Natural flood defences put in place in Sheffield

Natural flood management methods are being put in place in Sheffield’s Limb Brook Valley to protect the region from potential flooding.

The work is part of the Upper Don Source to Sea Programme which will help to store and slow water flows, reducing the risk of flooding and supporting the area’s wildlife. 

Twelve storage ponds and several leaky dams have been constructed as part of the first phase of the project at Lady Canning’s Plantation. 

Storage ponds will capture any run-off from the plantation and moorland, while the dams will encourage floods to flow into woodland and help to create a boggy area at the head of the Limb Brook. 

It’s hoped these nature-based solutions will increase the value of existing habitats by creating climate resilience.

The project is part of a partnership between the Environment Agency, Sheffield City Council and Sheffield & Rotherham Wildlife Trust, and is supported by players of the People’s Postcode Lottery.

green trees beside body of water

Leo Ingvorsen, Nature Recovery Manager (Water) at Sheffield & Rotherham Wildlife Trust said: ‘It’s been a great start to an exciting project. The ponds and dams at Lady Canning’s Plantation will help protect people and businesses downstream whilst also supporting local wildlife and encouraging a resilient river system.

‘People have been really interested in the work we are doing and we’ve seen a lot of positive engagement from the public on site. With more interesting features yet to come, there are lots of opportunities for people to get involved in some of the practical tasks and take part in citizen science projects.’

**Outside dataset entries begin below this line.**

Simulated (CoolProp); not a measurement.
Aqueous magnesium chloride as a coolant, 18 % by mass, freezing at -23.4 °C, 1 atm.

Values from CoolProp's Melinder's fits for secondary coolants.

Future plans will see more leaky dams installed at key locations in the Limb brook, natural drainage improved, more storage ponds created on Whirlow Fields and trees planted to encourage water retention in the valley. 

Kate Martin, Executive Director, City Futures, at Sheffield City Council said: ‘Sheffield has an ambitious programme for reducing flood risk from the large rivers, but it is critical we look to the wider catchment to slow the flow and counter the impact of increased rainfall associated with climate change.

‘This project has provided an opportunity to understand how these ideas are put into practice and will inform years of work to come across the whole Upper Don area.’

Sheffield & Rotherham Wildlife Trust is asking volunteers to help with tree planting and gathering data for Sheffield Hallam University as part of the project.